Liberty Bar/ Sam’s II

In Honky Tonk/ Food on 11/23/2009 at 4:44 pm

First stop was Liberty Bar, one of my favorite restaurants.  The food is consistently good and the atmosphere has funk without being trendy.  A friend of mine and I once ate dinner two tables away from Tommy Lee Jones.  Exciting, although I’ve heard he is not too friendly about gawkers and apparently so had the rest of the bar because everyone totally ignored him until he left, then an immediately audible buzz crowded the room.

After putting our name on the list, we cruised over to the bar side and perched right next Mr. James McMurtry himself.  According to the bartender, he is a former employee; when he plays in the area, he always goes there to eat.  We were soon seated but I basked beside his long hair and ubiquitous hat for a solid twenty minutes.

The pot roast and chocolate cake are delicious staples on the menu but I ventured into frog leg realm because 1.) They are rarely a menu item, 2.) I have never had a bad frog leg and 3.) There was mention of mole sauce which I found odd and intriguing.  The frogs were delicious: light, with a small initial butter taste.  Consistently, this meat is clean tasting with a slight open-water aftertaste.  As for the mole, I am glad I dipped my pinkie in it before dunking.  For those unfamiliar, mole can be the assigned name for a variety of sauces.  My personal mole is popular in Tex-Mex cuisine, prepared with dried chili peppers, ground nuts and/or seeds, spices, Mexican chocolate, salt, and a variety of other ingredients including bread crumbs or crackers for thickness. (thanks Wikipedia)  Mole is never consistent venue to venue but to me a good mole is not grainy.  Great mole should reach my palate as smoky and sweet, leaving with a hint of chili.  The plated mole, thankfully on the side, qualified as good mole but not great mole.  Predominately chili, I didn’t taste any chocolate sweetness and only a minuscule aftertaste of smoke.  Though slightly disappointing, this is the ultimate beauty of pairing unfamiliar comestibles together; since I did not expect the mole to be the defining element of my meal, I was therefore not upset by its accompanying absence.

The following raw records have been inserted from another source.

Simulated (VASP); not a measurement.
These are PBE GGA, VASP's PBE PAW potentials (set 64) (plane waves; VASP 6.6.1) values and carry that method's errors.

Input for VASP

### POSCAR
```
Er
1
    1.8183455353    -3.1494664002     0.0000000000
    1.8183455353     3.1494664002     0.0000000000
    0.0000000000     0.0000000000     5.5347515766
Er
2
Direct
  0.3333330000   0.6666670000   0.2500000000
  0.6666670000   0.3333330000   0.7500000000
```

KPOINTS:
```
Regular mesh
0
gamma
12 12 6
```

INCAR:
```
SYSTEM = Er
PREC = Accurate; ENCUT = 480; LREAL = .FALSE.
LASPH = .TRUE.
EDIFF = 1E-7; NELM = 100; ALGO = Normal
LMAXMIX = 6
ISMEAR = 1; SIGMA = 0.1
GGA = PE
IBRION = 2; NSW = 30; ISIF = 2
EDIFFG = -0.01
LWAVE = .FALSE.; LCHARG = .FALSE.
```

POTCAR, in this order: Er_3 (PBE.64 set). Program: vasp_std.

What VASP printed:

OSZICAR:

After dinner, we headed over to Sam’s Burger Joint.  One building is for food; another sits next door about 20 feet and is dedicated to music.  Smoking is no longer allowed inside.  There is a bar on the far wall.  A reserved table proved to be an excellent idea as seating is quite peculiar.

  1. Shape – this building fits on the lot and is therefore, not square, rectangular or any other shape you learned in kindergarten.  The shape is something straight out of advanced geometry, or that’s the way it seems in the dark.  Something like this: Sam’s Setup
  1. Seating – due to the random shape of the structure, seating is equally as haphazard.  Our table was the second booth from the stage along the wall by the door.  Many thanks to the person who picked our booth.  Great view of the stage.  People were standing in front of the stage, mostly filling the dance floor.  This blocks the view of seats along the dance floor and back wall.  If you go to a show at Sam’s and they have tables for sale, I highly recommend you purchase one.  Get your friends to pitch in.
  2. Drinks – having previously utilized the bar in the music building, I was glad to be seated by the front door so we could access the restaurant bar outside.  This bar was significantly less crowded and didn’t have loungers.  No Purple Haze but Lone Star Light tall boys were readily available as was a pleasant bartender.  A small point of contingency was wait service inside.  I only saw one waitress that evening so I understand she was busy.  My annoyance lies in the fact that she served the booth in front of us all night but never once asked the three of us if we wanted anything.  As the evening wore on, it was obvious we had no trouble tending ourselves but it would have been nice to be asked.
  3. Bathrooms – I don’t know Sam’s gender but if Sam is female, she pees at home.  The women’s bathroom in the music building is another lesson in advanced geometry; when swinging doors are added to the mixture the whole equation is a mess.  Avoid it at all costs.  The restaurant bathroom was open for use, although waiting for it meant listening to a woman give her daughter’s phone number to two tipsy frat boys.  I had to hear this go down because the bathroom occupant was writing a novel.  It must be a really great novel because I ended up using the Men’s.  None too bad guys, keep it up!

James McMurtry played a great show.  My only complaint is that he didn’t play all night long.  Songwriting is right on; his music is uncluttered and excellently executed.  I appreciate his lack of chatting as well, mainly due to the fact that monologues are usually difficult to hear over talking people and through a microphone setup for music.

Trivia which is both interesting and useless: When glass breaks, the cracks move faster than 3,000 miles per hour.